Lab Exercise 11
Provided code: lab11.zip.
As usual, you have been provided with a file lab11.h
with headers for the functions described, lab11c.cpp
with analogous C implementations, tests.cpp
with reasonably thorough tests of the functions as described.
We're switching to C++ this week so we can use vectorclass.
SIMD Assembly
Now that we know about the x86 vector/SIMD instructions, let's use them with problems we're familiar with.
In lab11.S
, copy your dot product and polynomial evaluation implementations from last week: dot_double
, dot_single
, map_poly_double
, map_poly_single
.
Write functions that produce the same results, but using the SIMD instructions and %ymm
registers: dot_double_vec
, dot_single_vec
, map_poly_double_vec
, map_poly_single_vec
. You can assume the array length is divisible by the 4 (for double-precision) or 8 (for single-precision).

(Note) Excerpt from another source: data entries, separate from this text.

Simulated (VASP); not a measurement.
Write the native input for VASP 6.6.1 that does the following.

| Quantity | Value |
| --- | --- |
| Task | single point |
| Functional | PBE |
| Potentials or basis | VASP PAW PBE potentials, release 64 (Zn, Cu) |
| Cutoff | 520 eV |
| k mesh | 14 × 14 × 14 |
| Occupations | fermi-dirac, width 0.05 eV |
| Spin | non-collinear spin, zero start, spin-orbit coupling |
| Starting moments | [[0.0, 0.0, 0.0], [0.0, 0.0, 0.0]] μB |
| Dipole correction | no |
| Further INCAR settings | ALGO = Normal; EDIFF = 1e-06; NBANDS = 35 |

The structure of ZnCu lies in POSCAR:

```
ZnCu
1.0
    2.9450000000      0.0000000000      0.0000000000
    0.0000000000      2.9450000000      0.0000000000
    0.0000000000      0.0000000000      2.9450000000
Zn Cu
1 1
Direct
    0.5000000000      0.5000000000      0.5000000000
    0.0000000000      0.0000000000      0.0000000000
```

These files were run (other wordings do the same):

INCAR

You will need the vbroadcastsd
and vbroadcastss
instructions (which weren't mentioned in lecture) which broadcast one double-/single-precision value to all of the fields in a vector register.
SIMD with Vectorclass
Create a C++ file lab11_vc.cpp
. In it, repeat the above, creating C++ implementations dot_double_vc
, dot_single_vc
, map_poly_double_vc
, map_poly_single_vc
that use the vectorclass library to implement this logic using SIMD instructions accessed from C++.
Time It
The provided timing.cpp
provides some timing tests on reasonably-sized arrays. Have a look. How does your code compare to what the compiler wrote? (Use -O3
to give the compiler its best chance.) ❓
Mini-Project
This lab exercise is a little shorter than usual, to leave some time for you to get some of the Mini-Project done. Do that.
Questions
- Relative to your assembly code last week, how much did the "dot product" and "map polynomial" implementations speed up when using the vector instructions?
- On the two problems, what was the relative speedup of vectorized implementations on single-precision floating point values, over double-precision?
- When timing your assembly (and vectorclass) implementations and the implementations created by the compiler, you likely saw that for the "dot product" problem, the C implementation performed more like the non-vectorized assembly. For the "map polynomial" problem, the C implementation performed more like the vectorized assembly. Why was the compiler able to vectorize one but not the other?
Submit
Submit your work to Lab 11 in CourSys.